Do you blog or want to blog about nonfiction books you’ve read? If so, do you lean more towards summarizing their content or providing your commentary/reactions to the book? How do you find that balance? There are many ways to go about this depending on your purpose as well as your personal style. I have an approach that works for me which I’ll share. I tend to lean towards summarizing over commentary, largely due to my goals when I blog about books:
- To share the major insights of the book with others
- To sharpen my understanding of the main concepts by articulating them
- To set down my thoughts on the book for (my own) future reference
Given these goals, I essentially want to describe the book’s major points and then share my thoughts about them. Summarizing does not mean merely repeating words as they are strung together by the author–it is an act of synthesis, which requires absorbing the ideas and then formulating them in a condensed way. Here are the principles I follow:
1. Summarize the main points of the book in bullet list form. After introducing the book (perhaps with some context of the subject or bio of the author), it can be hard to know where to start: describe the structure of the book, one’s overall impressions, the author’s tone or approach, strengths and weaknesses? Well, when talking with someone who just read a non-fiction book, you might ask them what the main claims or conclusions were that the author was trying to make. (With fiction, you might ask ‘what did you think of the book?’). Thus, as soon as possible after a brief intro, present a bullet list of the main points of the book. What I find with many nonfiction books (especially those that espouse new ideas) is that they have concepts that can be contextualized, laid out, and supported in 30 to 50 pages, but have to be expanded to 200+ pages to fill a book. That means “filler” such as: splitting up related ideas, multiplying the number of stories or supporting examples, foraging into related tangential areas, etc. Thus, some serious condensation is usually in order. If you can pull out the structural skeleton of the book’s main argument (which may or may not closely resemble part of the table of contents), then you have a valuable summary that you will want to remember and convey to others.
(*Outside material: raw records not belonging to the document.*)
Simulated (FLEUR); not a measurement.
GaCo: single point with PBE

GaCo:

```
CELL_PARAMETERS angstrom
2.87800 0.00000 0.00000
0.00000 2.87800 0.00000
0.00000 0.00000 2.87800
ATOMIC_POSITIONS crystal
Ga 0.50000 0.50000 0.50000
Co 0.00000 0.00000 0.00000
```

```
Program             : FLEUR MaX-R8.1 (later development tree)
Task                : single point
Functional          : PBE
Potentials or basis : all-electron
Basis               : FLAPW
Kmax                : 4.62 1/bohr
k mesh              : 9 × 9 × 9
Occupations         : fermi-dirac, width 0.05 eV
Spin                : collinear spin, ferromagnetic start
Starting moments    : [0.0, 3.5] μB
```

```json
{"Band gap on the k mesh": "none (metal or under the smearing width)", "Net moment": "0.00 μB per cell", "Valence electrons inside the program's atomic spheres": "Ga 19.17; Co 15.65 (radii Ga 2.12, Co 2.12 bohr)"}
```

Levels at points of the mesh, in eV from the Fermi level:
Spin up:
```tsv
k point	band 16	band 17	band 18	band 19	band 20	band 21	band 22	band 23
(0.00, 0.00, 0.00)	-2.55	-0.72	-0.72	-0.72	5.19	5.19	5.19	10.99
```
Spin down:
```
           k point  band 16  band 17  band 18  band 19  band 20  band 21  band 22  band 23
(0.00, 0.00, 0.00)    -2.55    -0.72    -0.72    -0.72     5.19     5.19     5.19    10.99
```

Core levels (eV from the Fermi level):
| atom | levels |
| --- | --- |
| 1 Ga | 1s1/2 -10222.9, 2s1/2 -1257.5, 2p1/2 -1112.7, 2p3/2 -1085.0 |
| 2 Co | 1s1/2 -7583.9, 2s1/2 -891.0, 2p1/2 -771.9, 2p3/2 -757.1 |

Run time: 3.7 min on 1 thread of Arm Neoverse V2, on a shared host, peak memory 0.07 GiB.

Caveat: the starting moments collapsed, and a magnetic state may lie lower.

As an example of utilizing bullet points, in my summary of Nudge, Improving Decisions on Health, Wealth, and Happiness, I was delighted by the concept of nudges, but there were numerous examples of nudges strewn across the book. After I described the main concept of what a nudge was, I listed the most compelling examples of nudges (indicating their page numbers for reference). Also, because I felt there were commonalities among the examples, I even created sub-categories of nudge types, something that was not in the book. The point with bullets is to express the main “takeaways” in as clear and concise a way as possible, while still conveying the important nuances of the concepts.
2. Don’t feel the need to cover everything, but expand on areas of interest. A corollary of the first point is that you shouldn’t feel the need to discuss every idea in the book, just because it is there. Write about what you find most interesting. Certainly if there are major points, try to cover them, but then after that choose the areas you want to expand upon or comment on further. It is this additional commentary that is often most useful to readers, as it is unique to each reviewer. You might ask what type of commentary would be most interesting? Here are some questions that can give you some ideas:
- If the idea is new or unexpected, why so?
- What is your reaction to the idea? Why?
- How clearly is the idea articulated?
- How well is the idea supported?
- What might be some implications of the idea (stated in the book or not)?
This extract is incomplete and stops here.